UK insists on credible war crimes probe

Government playing with words


by Zacki Jabbar


While the government says that there are variations to the manner in which allegations of war crimes against the security forces and the LTTE could be investigated, the United Kingdom yesterday emphasized the importance of independent and impartial institutions to ensure credibility of the process.

Asked as to what the United Kingdoms’s (UK) position was in the light of recent statements by leading figures in the Sri Lankan government ruling out the establishment of a Hybrid Court and how it would set about implementing the October 2015 United Nations Human Rights Council(UNHRC) Resolution 30/1, titled "Promoting Reconciliation, Accountability and Human Rights in Sri Lanka", a spokesperson for the British High Commission in Colombo, told the "Sunday Island" that the UK remained committed to seeing Resolution 30/1 implemented in full through the establishment of a credible judicial mechanism.

"The UNHRC Resolution welcomed the proposal of the Government of Sri Lanka to establish a judicial mechanism to investigate allegations of abuses of human rights and violations of international humanitarian law. It affirmed the importance of independent and impartial institutions to the credibility of the mechanism and in this regard highlighted the importance of the participation of Commonwealth and other foreign judges, defence lawyers and authorized prosecutors and investigators", she said.

Asked if the U.K was satisfied with implementation of  Resolution 30/1, which the U.S , U.K ,Yugoslav , Macedonia and Montenegro sponsored, along with co-sponsors Sri Lanka and 25 other countries, the spokesperson observed that welcome improvements had been made to the human rights situation since January 2015 but  much remained to be done.

"The UK will continue to support and encourage the Sri Lankan government to fully deliver the commitments it made," she said.

She recalled that in November 2015, the UK had committed £6.6 million over three years to support the Sirisena-Wickremesinghe administration’s ambitious reform agenda. That included work on police reform and training, defence engagement, supporting the UN’s work on reconciliation and peace building, inter-religious dialogue and mediation, capacity building on anti-bribery and the fight against corruption and de-mining in the northern province.

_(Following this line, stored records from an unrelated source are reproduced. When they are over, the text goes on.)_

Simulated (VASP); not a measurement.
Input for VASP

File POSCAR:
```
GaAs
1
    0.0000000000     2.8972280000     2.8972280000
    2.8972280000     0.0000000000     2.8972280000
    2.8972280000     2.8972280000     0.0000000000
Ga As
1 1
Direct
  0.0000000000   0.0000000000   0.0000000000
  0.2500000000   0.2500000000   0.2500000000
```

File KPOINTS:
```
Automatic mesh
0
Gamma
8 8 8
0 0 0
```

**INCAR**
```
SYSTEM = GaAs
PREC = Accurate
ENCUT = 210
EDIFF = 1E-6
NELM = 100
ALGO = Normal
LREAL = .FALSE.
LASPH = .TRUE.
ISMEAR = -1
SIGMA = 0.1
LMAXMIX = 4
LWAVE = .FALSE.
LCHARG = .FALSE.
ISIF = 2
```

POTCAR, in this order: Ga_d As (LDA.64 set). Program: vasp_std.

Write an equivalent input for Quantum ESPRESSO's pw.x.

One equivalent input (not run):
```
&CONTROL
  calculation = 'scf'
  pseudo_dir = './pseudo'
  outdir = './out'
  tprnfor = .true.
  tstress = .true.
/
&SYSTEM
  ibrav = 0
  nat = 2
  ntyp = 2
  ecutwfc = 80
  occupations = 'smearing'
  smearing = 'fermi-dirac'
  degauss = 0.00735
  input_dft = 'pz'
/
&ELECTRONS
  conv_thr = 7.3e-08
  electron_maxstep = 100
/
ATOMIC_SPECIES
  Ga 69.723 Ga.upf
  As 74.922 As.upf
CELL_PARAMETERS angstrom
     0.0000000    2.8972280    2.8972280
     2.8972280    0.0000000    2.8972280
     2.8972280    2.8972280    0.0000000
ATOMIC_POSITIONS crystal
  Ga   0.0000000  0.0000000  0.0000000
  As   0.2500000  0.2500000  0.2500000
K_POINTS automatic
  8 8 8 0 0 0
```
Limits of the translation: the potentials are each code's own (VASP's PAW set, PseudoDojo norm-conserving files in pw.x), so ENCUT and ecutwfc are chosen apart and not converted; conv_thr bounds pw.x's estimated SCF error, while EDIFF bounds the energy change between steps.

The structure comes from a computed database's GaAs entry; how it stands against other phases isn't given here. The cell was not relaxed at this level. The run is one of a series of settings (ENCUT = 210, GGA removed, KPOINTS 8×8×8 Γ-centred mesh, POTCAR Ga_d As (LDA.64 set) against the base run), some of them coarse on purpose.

Emphasizing the need for equitable and just governance for all Lankans, the spokesperson noted that the UK and wider international community  were supporting the government’s efforts to implement its commitments on reconciliation, accountability, human rights and a political settlement to the national question.

Foreign Minister Mangala Samaraweera said in Colombo on Thursday that the UNHRC’s call for Commonwealth or other foreign judges to be included in a Hybrid Court was a recommendation and should not interpreted to mean insistence.

The UN High Commissioner for Human Rights, Zeid Ra’ad al Hussein himself had admitted that there could be variations on how Resolution 30/1 would be implemented, he said. The establishment of an Hybrid Court, Samaraweera observed would involve constitutional changes which will not be feasible in the current context.

He said that the government had requested the UNHRC for  two more years to implement its recommendations.